Output of salient part of docker info when proxy is enabled (and docker login then fails):

...
HTTP Proxy: http://196.52.80.111:80
No Proxy: minimal*,172.16.54.125,172.16.54.126,172.16.54.127,172.16.54.128,172.16.54.129,*.my-corp.edu,127.0.0.1,0.0.0.0,localhost
...

Since the error from docker login that you posted originally is trying to contact docker hub (HTTPS):

Error response from daemon: Get https://registry-1.docker.io/v2/: net/http: request canceled while waiting for connection (Client.Timeout exceeded while awaiting headers)

should you also be defining HTTPS_PROXY=? Configure Docker to use a proxy server

I had actually tried that @dustymabe in one of my earlier iterations, and I just re-ran that test with both HTTPS_PROXY and https_proxy set. The issue persists however.

Note that in these latest tests since I’m running directly connected to the internet, but specifying a freely available internet-based proxy. In general in this environment I would expect an absence of specifying a proxy setting to result in successful access to an internet-based resource.
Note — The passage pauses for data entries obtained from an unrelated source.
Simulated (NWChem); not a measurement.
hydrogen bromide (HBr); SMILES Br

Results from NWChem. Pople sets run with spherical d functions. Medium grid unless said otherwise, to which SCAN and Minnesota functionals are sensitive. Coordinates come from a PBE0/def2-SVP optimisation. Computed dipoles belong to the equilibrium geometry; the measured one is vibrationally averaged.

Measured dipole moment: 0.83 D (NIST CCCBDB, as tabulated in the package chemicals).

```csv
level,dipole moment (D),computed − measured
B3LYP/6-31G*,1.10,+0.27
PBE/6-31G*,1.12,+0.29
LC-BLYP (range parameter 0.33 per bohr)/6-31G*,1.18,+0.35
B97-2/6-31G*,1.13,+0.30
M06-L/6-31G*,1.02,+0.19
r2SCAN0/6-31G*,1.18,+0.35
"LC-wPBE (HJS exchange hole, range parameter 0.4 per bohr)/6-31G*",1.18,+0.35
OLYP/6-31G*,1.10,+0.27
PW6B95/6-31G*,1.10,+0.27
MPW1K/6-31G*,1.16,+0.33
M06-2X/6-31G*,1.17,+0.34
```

hey @fifofonix, unfortunately I don’t have an easy way to reproduce the issue. Here are my ideas for now:

  • file a bug against moby-engine to see if the maintainer can help: Log in to Red Hat Bugzilla
  • see if anyone else with a similar proxy setup has the same problem
  • try with docker package from other distros or from upstream to see if the same problem happens

hey @fifofonix - any chance your proxy is using socks5h ? After talking with a few people in #fedora-coreos it seems like there are some issues with older golang and a proxy with socks5h.

cc @mheon

Can you provide the output of a podman login command with the --log-level=debug option added?

This sounds like a networking issue of some sort, but it’s very difficult to tell what kind.

1 Like

@mheon apologies but an earlier post I made was incorrect (deleted it just now). I have in fact no issues logging in via podman. Here is what you asked for anyway in case it provides insight.

[core@d-pdm-lbuild-1 rmx]$ podman login --log-level=debug
DEBU[0000] Using conmon: "/usr/bin/conmon"
DEBU[0000] Initializing boltdb state at /var/home/core/.local/share/containers/storage/libpod/bolt_state.db
DEBU[0000] Using graph driver overlay
DEBU[0000] Using graph root /var/home/core/.local/share/containers/storage
DEBU[0000] Using run root /run/user/1000/containers
DEBU[0000] Using static dir /var/home/core/.local/share/containers/storage/libpod
DEBU[0000] Using tmp dir /run/user/1000/libpod/tmp
DEBU[0000] Using volume path /var/home/core/.local/share/containers/storage/volumes
DEBU[0000] Set libpod namespace to ""
DEBU[0000] No store required. Not opening container store.
DEBU[0000] Initializing event backend journald
DEBU[0000] using runtime "/usr/bin/runc"
DEBU[0000] using runtime "/usr/bin/crun"
INFO[0000] running as rootless
DEBU[0000] registry not specified, default to the first registry "docker.io" from registries.conf
DEBU[0000] Credentials not found
Username: fifofonix
Password:
DEBU[0047] Looking for TLS certificates and private keys in /etc/docker/certs.d/docker.io
DEBU[0047] GET https://registry-1.docker.io/v2/
DEBU[0058] Ping https://registry-1.docker.io/v2/ status 401
DEBU[0058] GET https://auth.docker.io/token?account=fifofonix&service=registry.docker.io
DEBU[0068] GET https://registry-1.docker.io/v2/
Login Succeeded!

@dustymabe, good news, it turned out that this was a local environment issues (as expected) with an internal DNS server returning a stale IP for registry-1.docker.io. Thanks for your patience and ideas on how to triage this. I’m not sure how much value this will add to the community so if you judge the thread warrants deleting then I will not be offended!

Thanks for reporting back @fifofonix - glad we finally found out what the pesky problem was!